Megan Rapinoe has been the USWNT player most synonymous with this team's era of dominance. Throughout her international career, she helped lead the USWNT to two World Cup championships, one World Cup runner-up finish, the 2012 Olympic gold, and the Olympic bronze in 2021. Off the field, along with her teammates, she has been a champion of civil rights, in solidarity with the Black Lives Matter national anthem protests, and in fighting with her teammates to secure a historic deal with US Soccer that ensures the Men's and Women's national soccer teams are paid equally.

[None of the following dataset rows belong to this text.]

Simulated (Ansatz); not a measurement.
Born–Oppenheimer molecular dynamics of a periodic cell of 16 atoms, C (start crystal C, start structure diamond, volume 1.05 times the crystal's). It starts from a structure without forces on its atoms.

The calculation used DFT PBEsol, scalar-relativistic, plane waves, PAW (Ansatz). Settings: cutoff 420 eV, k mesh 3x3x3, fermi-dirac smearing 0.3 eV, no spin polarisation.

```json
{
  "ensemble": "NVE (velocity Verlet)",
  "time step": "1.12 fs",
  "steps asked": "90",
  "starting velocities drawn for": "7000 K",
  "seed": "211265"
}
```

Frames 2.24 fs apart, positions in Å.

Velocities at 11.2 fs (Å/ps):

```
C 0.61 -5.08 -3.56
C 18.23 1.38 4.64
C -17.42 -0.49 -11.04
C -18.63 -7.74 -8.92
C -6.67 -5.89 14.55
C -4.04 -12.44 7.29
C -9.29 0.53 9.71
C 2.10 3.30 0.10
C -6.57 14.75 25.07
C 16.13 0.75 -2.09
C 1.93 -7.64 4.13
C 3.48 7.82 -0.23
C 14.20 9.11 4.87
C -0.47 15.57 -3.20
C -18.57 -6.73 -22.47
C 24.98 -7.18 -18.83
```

Rapinoe is set to play her final match as a member of the USWNT on Sunday, Sept. 24 at 5:30 p.m. ET in a friendly against South Africa at Soldier Field. She will finish with 203 international appearances and at least 63 goals in her illustrious career. With her final USWNT game upon us, here's a look back at US Soccer's most iconic player of the past decade and her best moments.

The Cross

Over a decade before the USWNT would go out in the Round of 16, Brazil nearly knocked the United States out of the 2011 Women's World Cup Quarterfinals. The Americans trailed 2-1 in the dying moments of extra time. The US was down to 10 players, staring down their earliest World Cup exit. Then Megan Rapinoe hit the world's most beautiful cross to Abby Wambach, who tied the game and sent it into penalty kicks. There, they went five out of five on spot kicks and took the shootout, advancing to the semifinals. Oh, and don't forget Rapinoe buried the fourth US penalty kick of the shootout. Rapinoe to Wambach remains one of the all-time clutch moments in World Cup history. Soccer fans worldwide would give years off their lives to feel a fraction of what USWNT fans felt during that moment.

Olimpico at the Olympics

The following year, in 2012, the USWNT would not be denied. In 2011, they ultimately fell to Japan in the World Cup Final. They would make no such mistakes in 2012. Rapinoe was electric, with seven goal contributions across six games at the Olympics. In the semifinals against CONCACAF archrivals Canada, Rapinoe went toe-to-toe with all-time international goal scoring leader Christine Sinclair of Canada, with the club teammates each combining for five goals. Sinclair bagged the hat trick, but Rapinoe's brace included an “Olimpico” goal, scoring directly from a corner kick. And she got the last laugh as she helped the United States to a 4-3 extra-time win and then Olympic gold.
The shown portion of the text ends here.